ID:1434058
 
I've made a pretty startling discovery about the way BYOND handles proc call computations within the underlying VM. For one, it seems to be bogged down when logic is embedded into extensive computations in the form of individual function calls as opposed to just having all the logic in a single stream. That's not all, though; the profiler does not seem to display computations in the form of proc calls, but rather the code within the proc calls themselves. There needs to be some way to track the actual time needed for individual proc calls themselves, not just the code they execute.

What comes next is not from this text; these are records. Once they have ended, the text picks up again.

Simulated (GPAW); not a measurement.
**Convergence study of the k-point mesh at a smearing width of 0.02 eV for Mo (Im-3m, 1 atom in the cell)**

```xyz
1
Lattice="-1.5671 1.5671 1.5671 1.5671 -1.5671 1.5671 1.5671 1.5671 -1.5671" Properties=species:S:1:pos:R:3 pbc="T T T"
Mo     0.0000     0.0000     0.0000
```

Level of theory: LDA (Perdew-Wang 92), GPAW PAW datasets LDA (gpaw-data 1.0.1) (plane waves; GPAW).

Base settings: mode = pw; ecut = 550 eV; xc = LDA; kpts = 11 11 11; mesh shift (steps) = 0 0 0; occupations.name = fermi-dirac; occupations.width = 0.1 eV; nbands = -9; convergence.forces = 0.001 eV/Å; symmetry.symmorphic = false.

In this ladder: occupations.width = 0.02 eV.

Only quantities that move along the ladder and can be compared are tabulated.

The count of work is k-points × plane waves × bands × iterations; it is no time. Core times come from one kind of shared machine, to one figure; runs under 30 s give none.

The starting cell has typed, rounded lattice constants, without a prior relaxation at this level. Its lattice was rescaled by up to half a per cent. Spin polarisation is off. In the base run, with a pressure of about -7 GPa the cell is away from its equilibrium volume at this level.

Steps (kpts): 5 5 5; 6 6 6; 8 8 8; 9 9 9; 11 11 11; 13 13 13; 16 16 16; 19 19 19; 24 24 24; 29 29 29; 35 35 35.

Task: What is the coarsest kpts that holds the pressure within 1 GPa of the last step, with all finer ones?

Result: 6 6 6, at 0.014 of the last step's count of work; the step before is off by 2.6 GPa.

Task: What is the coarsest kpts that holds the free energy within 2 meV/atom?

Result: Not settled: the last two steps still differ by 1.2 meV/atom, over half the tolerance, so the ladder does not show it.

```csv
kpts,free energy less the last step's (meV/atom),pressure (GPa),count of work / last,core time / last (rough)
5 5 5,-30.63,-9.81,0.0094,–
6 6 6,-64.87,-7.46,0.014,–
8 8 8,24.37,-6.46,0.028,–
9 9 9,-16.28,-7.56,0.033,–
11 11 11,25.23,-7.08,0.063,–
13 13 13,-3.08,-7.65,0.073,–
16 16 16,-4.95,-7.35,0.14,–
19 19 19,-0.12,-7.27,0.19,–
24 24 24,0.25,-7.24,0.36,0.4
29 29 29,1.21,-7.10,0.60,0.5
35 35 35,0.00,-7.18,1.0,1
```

Here's some code to show you what I mean:

#define DEBUG 1


proc/Logic()
var/i = 0
i++
if(i == 1) i--

var/end = 0
var/subloops = 50000
mob/verb
/* Case 1: Takes up 100+% CPU when subloops == 50000 */
Case1()
while(!end)
for(var/x = 1, x <= subloops, x++)
Logic()
sleep(1)
end = 0

/* Case 2: Takes up 40-60% CPU when subloops == 50000 */
Case2()
while(!end)
for(var/x = 1, x <= subloops, x++)
var/i = 0
i++
if(i == 1) i--
sleep(1)
end = 0

CaseEnd()
end = 1

mob/Stat()
stat("World CPU", world.cpu)


Here's what I take from this situation:


Case 1 is performing 50,000 logic iterations per decisecond (@ 10 FPS)
Case 2 is performing 50,000 logic iterations per decisecond (@ 10 FPS)

Case 1, after 10 seconds of processing, takes up 90-130% CPU.
Case 2, after 10 seconds of processing, takes up 40-60% CPU.


What can be assumed is embedding logic into extensively-iterated routines is less resource-intensive than
extending the logic into its own function (ie /proc/Logic()). Is this a bug? What exactly is happening here?
Are Case 1 and Case 2 not essentially equivalent in their function?
I've always had a feeling that the act of calling a proc uses up a significant amount of CPU. This is most evident in the practical situation of a smooth-movement game running at 30 FPS with many moving objects.

I think I first saw significant evidence of it being an issue when I used a vector system that used preprocessors instead of procs. The preprocessor version is significantly faster because the functions are inserted straight into the code, rather than called as procs.
//  preprocs
#define vec2(x, y) list(x, y)
#define vec2_add(a, b) vec2(a[1] + b[1], a[2] + b[2])

// procs
// these can't be used at compile-time, either
proc/vec2(x, y) return list(x, y)
proc/vec2_add(a[], b[]) return list(a[1] + b[1], a[2] + b[2])

From the above example, the preprocessor vec2_add() was 2.4x faster than the proc vec2_add() for 1,000,000 tests.
good to know!